UC Davis REU Field Trips: 2023

Calaveras Big Trees State Park

The story of Calaveras is that a hunter pursuing a bear came upon in incredibly large tree. Sadly, he returned to chop it down. In fact a one-mile hiking loop in the northern part of the park has a collection of trees destroyed by humans. The original tree wound up with its stump as a dance floor and its trunk hollowed out into bowling lanes. Another was stripped of its bark. The bark was sent east and reconstructed, in an attempt to convince skeptics that these mammoth trees were real. Since key nutrients are carried through the bark, this was a death sentence for the tree, although it still stands (below left). A third tree had a tunnel carved in it people or cars could go through. The tunnel destabilized it enough that it collapsed in a 2017 storm. Despite the havoc humans have wreaked on the 1000-year-old trees, we saw many that remain standing in all their majesty. The Palace Tree (below right) is the second-largest in the park and a popular spot for group photos.

  

 

Lick Observatory

Our private tour of Lick Observatory had a bit of everything. We heard about the science still being done on the observatory's many telescopes. Some were once among the largest in the world, and some are large enough to remain useful mid-sized telescopes. Unlike larger telescopes, they can be used for measurements that require observations over a long time window of a month or more. We had views of sunset over the south end of the San Francisco Bay, followed by hot chocolate and a history lesson on James Lick, who donated money, land, and his name to the observatory. It was then dark enough for a viewing through the huge refracting telescope.

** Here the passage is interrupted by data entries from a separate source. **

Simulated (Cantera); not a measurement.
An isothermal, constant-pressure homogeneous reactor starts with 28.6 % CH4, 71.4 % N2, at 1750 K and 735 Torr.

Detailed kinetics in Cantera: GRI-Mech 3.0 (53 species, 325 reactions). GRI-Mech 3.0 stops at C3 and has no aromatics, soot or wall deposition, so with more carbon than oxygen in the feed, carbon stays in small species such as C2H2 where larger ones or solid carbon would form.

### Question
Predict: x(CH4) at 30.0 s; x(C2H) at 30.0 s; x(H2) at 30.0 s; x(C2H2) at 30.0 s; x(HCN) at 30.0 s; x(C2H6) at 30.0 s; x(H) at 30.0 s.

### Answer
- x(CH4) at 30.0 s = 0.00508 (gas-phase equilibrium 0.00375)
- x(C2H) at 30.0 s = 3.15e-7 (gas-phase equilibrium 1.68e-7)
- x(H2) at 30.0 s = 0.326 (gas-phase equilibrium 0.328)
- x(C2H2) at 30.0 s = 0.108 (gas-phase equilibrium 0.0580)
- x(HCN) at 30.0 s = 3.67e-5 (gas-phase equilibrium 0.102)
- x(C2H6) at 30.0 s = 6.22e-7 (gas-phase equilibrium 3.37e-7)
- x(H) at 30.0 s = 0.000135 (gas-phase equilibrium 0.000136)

McClellan Nuclear Research Center

McClellan Nuclear Research Center in Sacramento has the two largest bays in the world for irradiating objects from a nuclear reactor. It was built on a now-closed air force base and used as a non-destructive method of imaging airplane wings to search for damage. The scope of the work at McClellan expanded after the air force base closed and UC Davis took over its management. A significant effort now is scans of parts that will be launched into space, from NASA efforts to private satellites. A defect in a metal part could be catastrophic, and even if a defect is unlikely, the expense of a launch makes worthwhile to do a careful search for possible problems.

Lawrence Livermore National Laboratory

Livermore Lab hosts the National Ignition Facility (NIF). Lasers tightly focused on a small sample create a plasma that undergoes fusion. Despite the small size of the target, the entire setup is immense, with 192 lasers shooting in from different directions. Last December, NIF reached "breakeven," where the fusion reaction produced more energy than was delivered to the target from the lasers. However, the output remains about a factor of 100 smaller than the energy needed to power all the lasers, so at a practical level we are not about to see a shift to fusion energy!

Lassen Volcanic National Park

Scheduling constraints meant that we left for Lassen the morning after the trip to Livermore. One of those constraints was waiting until enough snow had melted that we could get to the spots we'd like. As the image below shows, there were still some large snow patches in early August. The students are looking at hydrothermal features, although the only one in the photo is the strange gray stream behind them, visible at the left.


Our hike up the Cinder Cone volcano gave plenty of chances to play with volcanic rocks and sand.

    
The trip also included swimming in Butte Lake, groping through the Subway Cave lava tube, and basking at McArthur-Burney falls, which dramatically emerges from the many holes in a wall of volcanic rock.